In a post last October, I wrote about one of the advantages we gay conservatives have in confronting the prejudices of some of our left-of-center peers:
. . . over time, the intolerance on the left makes us stronger. And helps us judge the character of our interlocutors. For while we often deal with liberal bigotry, we also frequently find open-minded “progressives” who in their interactions with us demonstrate an ability to rise above the prejudices of their peers.
If someone dismisses our political views as a mere product of what they contend are our own insecurities and animosities, then they are not likely to see us an individuals. Yet, if they respect us as individuals even while disagreeing with our politics, we know they are friends we can count on, those who do not let superficial differences get in the way of real friendship.

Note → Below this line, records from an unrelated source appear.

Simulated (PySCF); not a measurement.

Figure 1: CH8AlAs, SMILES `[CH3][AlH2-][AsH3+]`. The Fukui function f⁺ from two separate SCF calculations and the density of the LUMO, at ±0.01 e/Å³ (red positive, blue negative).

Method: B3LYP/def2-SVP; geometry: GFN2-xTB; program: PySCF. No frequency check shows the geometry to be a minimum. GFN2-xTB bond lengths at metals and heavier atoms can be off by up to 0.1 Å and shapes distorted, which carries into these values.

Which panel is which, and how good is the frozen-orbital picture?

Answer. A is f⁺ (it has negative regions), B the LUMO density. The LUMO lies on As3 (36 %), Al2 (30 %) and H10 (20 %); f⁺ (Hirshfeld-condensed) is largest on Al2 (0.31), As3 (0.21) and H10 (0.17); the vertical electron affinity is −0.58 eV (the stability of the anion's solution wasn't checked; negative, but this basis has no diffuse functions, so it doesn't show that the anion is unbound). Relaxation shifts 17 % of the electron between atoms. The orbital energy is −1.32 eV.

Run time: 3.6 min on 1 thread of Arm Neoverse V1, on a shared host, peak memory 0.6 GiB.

Now, I’ve made this argument before and do so again, largely because it seems every time I point out the prejudices certain gay liberals hold against conservative and their dubbing political difference as a manifestation of self-hatred or as some form of whining. Yet, it is hardly whining to identify and criticize the narrow attitudes of certain individuals.*
Yet, when we write about the hostility we face from some of our peers, our critics pull out their template of our victimhood even if it means ignoring the point of our post. For example, last month when I blogged about how Mito Aviles, a left-of-center gay man running for West Hollywood City Council treated me with dignity and respect even as he seemed incredulous at the notion of a gay conservative, a critic, within fifteen minutes of my posting the piece, chided me for “crying“. Another accused me of “playing into the whole ‘Victim Mentality’“.
In fact, I was making precisely the opposite point — that more often than not when we come out as conservative to our gay liberal friends, we frequently encounter some incredulity, but also understanding. And I had wanted to make clear that while many gay liberals are among the most intolerant people in America today, most are not, indeed some are among the most broad-minded.
Some, however, hold narrow views of conservatives at odds with our real concerns and expressed arguments.
And this brings me to the point of this post, why do people choose to attach their comments to our posts without first understanding our arguments. Why do they assume that pointing out the prejudice of our peers equals whining. Do they choose to remain ignorant of or indifferent to the narrow attitudes that exist on the left and in the gay community?
As, alas, prejudice against gays still persists in our culture, so too does prejudice against conservatives. And shouldn’t we strive to point out both forms of intolerance so we can better eradicate them?
*If that were whining, the entire enterprise of trying to change the minds of people ignorant of and hostile to the open expression of homosexuality would then be nothing more than one long and self-pitying plaint.